The quantity \[e^{\beta_0 + \beta_1 X_1 + \beta_2 X_2 + \cdots + \beta_p X_p} = \frac{P(Y = 1 | \boldsymbol{X} = \boldsymbol{x})}{1 - P(Y = 1 | \boldsymbol{X} = \boldsymbol{x})}\] is known as the odds ratio.


The odds ratio is the probability that \(Y = 1\) divided by the probability that \(Y = 0\), given that the predictors \(\boldsymbol{X}\) have taken the values \(\boldsymbol{x} = (x_1, x_2, \ldots, x_p)\).

Consider the banknote classification problem where \(Y = 1\) implies counterfeit and \(Y = 0\) genuine note. We have three predictors in \(\boldsymbol{X} = (X_1, X_3, X_4)\) summarizing specific characteristics of a banknote.


The odds ratio is \(e^{\beta_0 + \beta_1 X_1 + \beta_3 X_3 + \beta_4 X_4} = \frac{P(Y = 1 | \boldsymbol{X} = \boldsymbol{x})}{1 - P(Y = 1 | \boldsymbol{X} = \boldsymbol{x})}\)

  • If the ratio is 1, the odds are 50-50.
  • If the ratio is greater than 1, the banknote is more likely to be counterfeit than genuine.
  • If the ratio is smaller than 1, the banknote is more likely to be genuine than counterfeit.

The logg-odds


If we take logarithm on both sides, we obtain the “log-odds” or “logit”:

\[\beta_0 + \beta_1 X_1 + \cdots + \beta_p X_p = \ln \left( \frac{P(Y = 1 | \boldsymbol{X} = \boldsymbol{x} )}{1 - P(Y = 1 | \boldsymbol{X} = \boldsymbol{x})} \right).\]

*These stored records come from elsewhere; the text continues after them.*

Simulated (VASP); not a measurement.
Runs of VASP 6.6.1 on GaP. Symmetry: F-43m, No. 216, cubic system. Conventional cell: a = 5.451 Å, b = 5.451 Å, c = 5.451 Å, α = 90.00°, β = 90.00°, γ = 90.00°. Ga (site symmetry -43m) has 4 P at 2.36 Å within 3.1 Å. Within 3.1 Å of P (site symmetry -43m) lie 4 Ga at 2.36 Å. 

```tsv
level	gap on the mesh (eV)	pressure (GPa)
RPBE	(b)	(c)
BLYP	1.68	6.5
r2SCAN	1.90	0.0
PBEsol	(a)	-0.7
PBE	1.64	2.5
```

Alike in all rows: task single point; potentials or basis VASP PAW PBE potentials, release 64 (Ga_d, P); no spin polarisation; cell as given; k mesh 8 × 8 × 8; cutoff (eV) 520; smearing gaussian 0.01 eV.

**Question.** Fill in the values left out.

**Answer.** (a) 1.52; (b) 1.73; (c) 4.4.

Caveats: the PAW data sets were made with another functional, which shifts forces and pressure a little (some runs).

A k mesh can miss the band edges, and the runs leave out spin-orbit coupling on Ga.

  • The log-odds can take any real value.
  • The log-odds is a linear combination of the predictors.
  • The log-odds resembles a multiple lienar regression model.

Interpretation of coefficients

The log-odds allows us to interpret the coefficients of the logistic regression model.

\[\beta_0 + \beta_1 X_1 + \cdots + \beta_p X_p = \ln \left( \frac{P(Y = 1 | \boldsymbol{X} = \boldsymbol{x} )}{1 - P(Y = 1 | \boldsymbol{X} = \boldsymbol{x})} \right).\]

  • \(\beta_0\) can be interpreted as the average value of the log-odds ratio given that all predictors are equal to zero.

  • \(\beta_j\) can be interpreted as the average change in the log-odds ratio given by a one-unit increase in \(X_j\), when all the other predictors have fixed values.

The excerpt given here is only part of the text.